The mythical Cuesta de Miranda, is a winding section of Ruta 40 that crosses the Sierra de Famatina and the Sierra de Sañogasta mountain ranges, following the ancient Inca Trail (UNESCO World Heritage Site of Camino del Inca) beteen the towns of Chilecito and Villa Unión.
The original narrow cliff-hanging highway with sharp bends is still there to visit, but a new modern highway has replaced it.
Learn about its history, geology, the ancient Inca trail and also, where to stay and what to visit along the Ruta 40.

Ruta 40 in the Famatina Mountains

Cuesta de Miranda

Learn All About the winding Road

road sign that says "Cuesta de Miranda"

"Cuesta de Miranda" Road Sign, Viva 96.1

Cuesta de Miranda is located in the eastern slopes of the Famatina Mountains, linking the towns of Villa Unión and Chilecito in La Rioja province, Patagonia, Argentina.
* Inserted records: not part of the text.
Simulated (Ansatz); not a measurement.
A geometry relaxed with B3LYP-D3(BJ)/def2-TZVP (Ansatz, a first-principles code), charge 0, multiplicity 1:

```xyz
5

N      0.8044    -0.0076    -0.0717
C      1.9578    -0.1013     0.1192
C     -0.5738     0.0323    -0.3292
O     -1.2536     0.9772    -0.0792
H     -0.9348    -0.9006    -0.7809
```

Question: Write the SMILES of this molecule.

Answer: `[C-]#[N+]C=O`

It was until recently well known for its difficulty: a narrow road where barely two vehicles could barely fit abreast, with sheer cliffs falling into the deep canyon of the Miranda River.

Now it has been made safer, it is completely paved, and much straighter. However the "old" road is there for you to see and walk along.

It is relatively low, with a maximum elevation of 7,350 feet (2.040 meters) at Bordo Atravesado Pass.

view of the old dirt highway and the red rock cliffs at Cuesta de Miranda
Old cuesta de Miranda, this section has been preserved. Ruta 40, Argentina

The photograph above shows a preserved part of the original highway at Cuesta de Miranda, after the new paved road replaced it. The site shown in the photo is shown in this map.

Some FAQ about the Cuesta de Miranda

All you need to know about it:

map showing location of Cuesta de Miranda

Where is it?

Q: Where is the Cuesta de Miranda?

A: It is located in the La Rioja province in the Cuyo region of Argentina, on Ruta 40, and it links the towns of Villa Unión in the south with Chilecito in the north.

It is called "Cuesta", Spanish word for "slope" or "incline", as it crosses the lowest point between the mighty Sierra de Famatina range to the west and the Sierra de Sañogasta to the east.

The name: Miranda

The name Miranda is the name of the original owner of this land, the Spanish Captain, Don Juan de Miranda who defeated the local natives during the Calchaquí wars in 1667.

What is Miranda Slope

Q: What is the Cuesta de Miranda;?

A: It is the road that crosses the Sierra de Famatina built as a highway between 1918 and 1928 along an ancient trail. It was a technical feat in its time.

Between 2011 and 2015 it was relocated and improved to modern standards, and paved.

Elevation and Highest point

Q: How high is it?

A: Its highest point is known as "Bordo Atravesado" and is 7,350 ft (2.040 m) above sea level.

The road climbs out of Villa Union in the south (3,746 ft - 1.142 m) and climbs all the way to Bordo Atravesado, then it goes downhill, and at Miranda reaches an altitude of 4,839 ft (1.475 m) and at the end of the segment in Nonogasta its elevation is 3,064 ft (934 m).

The image below shows the gradient of Ruta 40 across the Cuesta de Miranda between Villa Unión and Nonogasta.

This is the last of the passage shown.